Having spent a week in Northland, we decided we had time to see a few highlights of the Coromandel Peninsular – one of New Zealand’s most popular and best-loved holiday destinations.
Because our first day was such a wash-out, we ended up driving straight to a freedom campsite we found in our Coromandel guide book that was in a small coastal town called Kuaotunu.
Our bad luck continued when we were woken early by an irritable council worker banging on the windscreen. Trying my best to look like I was fully awake and that my hair was not all over the place, he told us we weren’t meant to be there and that there’s no freedom camping allowed in the Coromandel at all, despite what the guidebook says!
Getting out of there as quickly as we could, we ended up trying to visit the Waiau Kauri Grove and driving along the notorious ‘309’ – one of the bumpiest gravel roads I’d ever come across. When we eventually found a place to park, I was horrified to find our sparkling new home was covered in a thick layer of mud!
We managed to time a quick visit to the trees with a break in the rain and found that, unlike the trees in Northland, you can walk right up to the Kauris and touch them.
Although it was a short visit between downpours, it made a nice little detour on the way to our next stop – Hahei – where we took refuge in a holiday camp until it stopped raining enough for us to visit the Coromandel’s famous Hot Water Beach.
This beach has two springs that come from 2kms under the sand, where the water is heated to temperatures of up to 64 degrees celsius by remnants of volcanic activity that happened millions of years ago. The result is that, two hours either side of high-tide, you can dig your own little spa on the beach that fills up with a mix of spring and sea water to get just the right bath-like temperature.
Armed with our rented spades, we set about finding a patch of sand close to the spring that hadn’t already been claimed by the coachload of tourists that had arrived just before us. We found the best way to do it was to keep sticking a toe into the sand until you feel the perfect temperature and then start digging. If you’re not careful you might end up with a hole full of scalding hot water – like the people next to us did!
After relaxing as much as you can surrounded by people digging, we decided to take advantage of the sunny evening and see Cathedral Cove – one of the most picturesque places on the peninsula.
The bay is named after a ‘cathedral-like’ naturally-formed archway in the rock that you can walk through at low tide to get to the secluded beach on the other side.
Getting there involves a 30 minute walk along the coast from the closest car park and by the time we reached it the sun had already disappeared behind a white blanket of cloud. At least it didn’t rain again.

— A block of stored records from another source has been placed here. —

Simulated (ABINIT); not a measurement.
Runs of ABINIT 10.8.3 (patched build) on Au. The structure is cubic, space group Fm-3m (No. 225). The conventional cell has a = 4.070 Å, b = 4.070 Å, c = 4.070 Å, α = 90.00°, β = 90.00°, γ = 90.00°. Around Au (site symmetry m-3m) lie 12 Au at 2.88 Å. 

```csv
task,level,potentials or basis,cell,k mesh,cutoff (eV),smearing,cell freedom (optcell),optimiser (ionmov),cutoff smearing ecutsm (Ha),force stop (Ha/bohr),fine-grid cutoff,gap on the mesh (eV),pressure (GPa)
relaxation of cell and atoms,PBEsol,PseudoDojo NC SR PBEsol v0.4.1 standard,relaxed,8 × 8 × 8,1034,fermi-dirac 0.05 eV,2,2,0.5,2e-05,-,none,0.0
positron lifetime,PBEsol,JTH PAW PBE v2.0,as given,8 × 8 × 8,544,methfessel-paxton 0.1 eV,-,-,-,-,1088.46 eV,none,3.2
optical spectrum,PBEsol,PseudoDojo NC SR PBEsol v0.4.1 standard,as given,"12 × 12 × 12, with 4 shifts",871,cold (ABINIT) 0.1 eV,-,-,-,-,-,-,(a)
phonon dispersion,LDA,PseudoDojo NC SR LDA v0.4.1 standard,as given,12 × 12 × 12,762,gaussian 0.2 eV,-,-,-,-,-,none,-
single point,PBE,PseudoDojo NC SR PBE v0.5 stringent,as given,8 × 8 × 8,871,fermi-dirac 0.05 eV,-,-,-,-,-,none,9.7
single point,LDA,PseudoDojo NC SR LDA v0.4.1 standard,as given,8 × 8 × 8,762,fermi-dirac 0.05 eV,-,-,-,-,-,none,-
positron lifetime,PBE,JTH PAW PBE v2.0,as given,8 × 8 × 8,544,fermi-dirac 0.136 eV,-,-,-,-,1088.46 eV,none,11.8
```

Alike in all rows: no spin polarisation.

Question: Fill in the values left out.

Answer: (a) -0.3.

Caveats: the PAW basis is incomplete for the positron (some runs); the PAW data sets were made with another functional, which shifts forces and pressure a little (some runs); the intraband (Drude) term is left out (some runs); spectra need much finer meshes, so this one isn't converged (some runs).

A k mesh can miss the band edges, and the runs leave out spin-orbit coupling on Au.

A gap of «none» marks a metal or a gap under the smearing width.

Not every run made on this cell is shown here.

We felt a little disappointed leaving the Coromandel. There’s no doubt its very pretty, but I think it’s the kind of place where good weather is the difference between a fantastic time and an ok time. We would have liked to hike to the Pinnacles – a mountain range in the centre of the peninsular – and also to have spent more time enjoying the stunning coastline, but this time the weather just wasn’t with us.